Neighbors, Environmentalists Urge Verizon To Drop Call For Cell Tower In Long Pond Greenbelt

Verizon Wireless wants to erect a 153-foot cell tower disguised to look like a tree, on land owned by Sag Harbor Village in the Long Pond Greenbelt. STEPHEN J. KOTZ

Verizon Wireless’s proposal to construct a 153-foot cell tower, disguised to look like a tree, on Sag Harbor Village-owned property in the Long Pond Greenbelt drew a predictable response when it was aired before the Southampton Town Planning Board on December 9: Like most proposals for cell towers in the region, this one was largely panned.

Neighbors, environmentalists and members of the Planning Board expressed concern during the pre-submission conference about the height, appearance and proposed location of the tower — next to a recently constructed Village Police impound lot on the Bridgehampton-Sag Harbor Turnpike.

“All the fake branches in the world aren’t going to hide this thing,” said Jack Bartleme, who lives across the road. “It’s going to be an eyesore for everybody in the area.”

Bartleme blamed it on a case of NIMBYism. “Sag Harbor Village wants the benefit of better cellphone service, but Sag Harbor Village doesn’t want it in Sag Harbor Village,” he said, referring to strong opposition to a proposal for a new cell tower next to the WLNG radio station.

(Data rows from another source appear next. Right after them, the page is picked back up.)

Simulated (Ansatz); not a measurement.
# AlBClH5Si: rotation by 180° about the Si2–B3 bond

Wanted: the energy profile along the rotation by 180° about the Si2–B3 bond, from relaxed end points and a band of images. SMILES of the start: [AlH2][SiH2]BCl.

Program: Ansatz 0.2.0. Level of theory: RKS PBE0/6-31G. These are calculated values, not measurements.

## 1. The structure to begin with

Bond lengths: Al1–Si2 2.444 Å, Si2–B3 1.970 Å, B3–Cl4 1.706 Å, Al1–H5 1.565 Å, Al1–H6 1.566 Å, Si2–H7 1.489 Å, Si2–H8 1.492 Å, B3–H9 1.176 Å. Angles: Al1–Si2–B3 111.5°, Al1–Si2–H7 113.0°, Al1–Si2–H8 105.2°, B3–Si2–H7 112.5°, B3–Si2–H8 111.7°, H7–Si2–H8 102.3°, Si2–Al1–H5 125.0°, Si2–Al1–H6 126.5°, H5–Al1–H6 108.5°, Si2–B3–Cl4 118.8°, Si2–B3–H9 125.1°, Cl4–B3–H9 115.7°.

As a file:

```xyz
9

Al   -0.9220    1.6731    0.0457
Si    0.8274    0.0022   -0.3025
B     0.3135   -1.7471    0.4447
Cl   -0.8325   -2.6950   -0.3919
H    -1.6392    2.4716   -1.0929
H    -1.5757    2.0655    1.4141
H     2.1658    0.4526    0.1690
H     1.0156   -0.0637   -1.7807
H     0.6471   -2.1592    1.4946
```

Barbara Bornstein, representing the Friends of the Long Pond Greenbelt, stressed environmental concerns. She said the undisturbed site being considered for the tower and its associated equipment should be preserved because it is near a vernal pond and salamander habitat.

“Please take into consideration this is one of the more sensitive areas not only in the State of New York but the nation,” she said of the greenbelt.

Bornstein said she was concerned Sag Harbor continues to develop the 24 acres it owns, stretching from the Southampton Town recycling center to the impound lot. “There are alternative and more appropriate locations for the cell tower,” she said. “There is no further reason to desecrate the land.”

Dai Dayton, the president of the Friends, was unable to attend the hearing because of another commitment, but in an interview this week said she was disheartened the village is allowing Verizon to consider the site. “They don’t care about the greenbelt,” she said. “We believe the land should be preserved, not used as a dumping ground for all their new ideas.”

She said the village should consider selling the undeveloped land it owns to Southampton Town to be added to the greenbelt.

Eric Helman of the Amato Law Group in Garden City said the proposed tower would require a 17-square-foot-by-33-square-foot “equipment compound” for accessories such as an emergency propane-fueled generator, battery and equipment sheds. An additional 100-square-foot pad for propane tanks would also be constructed

“Verizon Wireless is currently experiencing substantial wireless service deficiencies in the area of the site,” he said as a reason it needs the new facility. The tower would have space for 12 antennas, some of which could be leased to other providers, he added.

Planning Board Vice Chairman Dennis Finnerty, who chaired the meeting in the absence of Chairwoman Jacqui Lofaro, asked about the height and appearance of the proposed tower, which would be two to three times as tall as the surrounding trees.

“The height exceeds the other facilities we have reviewed in the Bridgehampton area,” Finnerty said. He asked if the antennas would be concealed within the pole, but Helman said they would be covered by “branches” as part of what he described as a “stealth design.”

Finnerty pointed to a monopole that was erected on Foster Avenue behind the Bridgehampton train station. “We have found those poles to be more visually benign,” he said. “I don’t know that the tree concept is going to really work for us from a visual standpoint.”

Planning Board member Robin Long also expressed doubts about the fake tree idea. “Does it have to be a tree, that type of pole?” she asked. “Is there a reason you chose that?” Long also said the tower would be much taller than any others approved in the area.

She asked Helman if Verizon had considered alternative sites after it was revealed there is an existing tower at the Long Island Power Authority station across the road that is included in town maps of suitable sites for telecommunications equipment. Helman said Verizon would inquire about the LIPA property as part of its “due diligence.”

“This is very earliest juncture of the review,” Finnerty said in asking that the board adjourn the hearing and leave the record open for 30 days for written comments.